Sabrina Woods doesn't like asking for help, but today, she says she swallowed her pride and stood in line with hundreds of other federal workers to get a free meal at this emergency kitchen in Washington, D.C.
“I'm a stoic person who almost, almost never gets too high or too low or gets upset,” she says. “And I burst into tears on the phone with one of my creditors, [because] I had to beg for forgiveness for the first time in my life, and it's humiliating and demoralizing.”
Woods, who is an Air Force veteran, called it a struggle just to get to the kitchen, because the shutdown has not only taken a financial toll, but a mental one as well.
“You don't want to leave, because you don't want to dare spend a dollar you shouldn't be spending. You don't want to be seen spending a dollar you shouldn't be spending,” she says. “Plus, you go out amongst people who might not understand the situation, and they ask questions and it's uncomfortable and you feel ridiculous because you're a grown-up professional that can't make their own ends meet. Not because of anything you've done wrong, but it feels that way.”
Workers and volunteers with World Central Kitchen expect to serve free meals to thousands of federal workers this week.
The kitchen sits on Pennsylvania Avenue between the White House and the Capitol. It’s organized by celebrity chef Jose Andres, who talked about his latest effort on Twitter.
“We believe no person should have to go through the pain of not knowing what to feed their children,” he wrote.

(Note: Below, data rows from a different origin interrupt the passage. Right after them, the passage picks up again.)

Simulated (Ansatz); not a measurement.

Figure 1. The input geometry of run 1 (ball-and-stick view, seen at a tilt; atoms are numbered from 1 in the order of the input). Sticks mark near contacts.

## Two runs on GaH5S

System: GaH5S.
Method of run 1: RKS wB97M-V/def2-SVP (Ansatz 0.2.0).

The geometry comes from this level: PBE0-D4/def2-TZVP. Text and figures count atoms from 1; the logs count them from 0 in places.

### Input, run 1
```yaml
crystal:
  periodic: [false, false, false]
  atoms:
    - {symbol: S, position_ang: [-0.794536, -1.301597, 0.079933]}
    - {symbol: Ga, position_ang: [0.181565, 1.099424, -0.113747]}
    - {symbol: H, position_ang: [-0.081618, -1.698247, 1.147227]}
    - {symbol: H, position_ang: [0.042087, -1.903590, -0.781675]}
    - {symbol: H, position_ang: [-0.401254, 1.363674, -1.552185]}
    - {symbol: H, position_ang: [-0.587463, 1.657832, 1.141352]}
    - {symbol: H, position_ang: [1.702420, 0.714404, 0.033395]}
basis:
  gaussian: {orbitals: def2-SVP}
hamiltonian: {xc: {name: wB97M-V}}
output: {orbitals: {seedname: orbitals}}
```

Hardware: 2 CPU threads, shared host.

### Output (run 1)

Andres’ organization has helped feed millions of people after earthquakes, hurricanes and wildfires. But this emergency kitchen is a first for the organization.
“This is new territory but also very similar, because you're dealing with folks who are struggling through a crisis,” says Nate Mook, with World Central Kitchen. “This may be a manmade disaster, but it's a disaster nonetheless, and a lot of people are hurting right now.”
The emergency kitchen will be open seven days a week until the shutdown ends.